Dena Capano teaches history at Classical High School but she is really an archaeologist and her students are the tools she uses to dig deep into Lynn’s past.
Capano rounds her kids up annually and takes them on a field trip to talk to local seniors who endured combat as teenagers and grew up without electronic devices. During Black History Month in February, she took the opposite tact and brought seniors into her class to talk about life in Lynn half a century ago.
Capano is a young teacher but she already has discarded a view of her profession that places the teacher in the role of an usher shuttling students through their required courses and giving them a brief peek at history. From her viewpoint, teaching is about turning students into educators and sending them out of Classical to learn about the city they live in and understand it.

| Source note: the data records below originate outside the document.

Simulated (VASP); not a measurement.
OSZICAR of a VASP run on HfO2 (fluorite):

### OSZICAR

She doesn’t know how many of her students will stay and build adult lives in Lynn and how many — maybe within months — will move out of the city. She does know that young people who stay in the city are the future adults who will build and shape it. Defining Lynn’s future is a task, in Capano’s view, that cannot be done if students do not understand their past.
Longtime community activist Lena Roberts reminded Capano’s students last week that “this city is as good as you make it.” She urged students to stay in the city and — as their incomes increase — spend their money here.
Capano shares that viewpoint, but she encourages students to learn about the past, to find out who shaped the city and how they did it and use those lessons to make their own mark on Lynn. She knows students can draw inspiration from books or films and, in doing so, set their young lives on a new course, but Capano believes people who have spent decades shaping Lynn are best-suited to influence young lives.
Lillie Jones told Capano’s students how she cleaned homes as a young woman and spent 35 years as a Girl Scouts mentor, published cook and a pioneer in early childhood care going to homes across the city with a book and a toy for new parents.
Capano told her students Roberts and Jones symbolize a time in Lynn when “people knew each other and knew their neighbors.” She hopes that way of life is one her students will adopt for many years to come.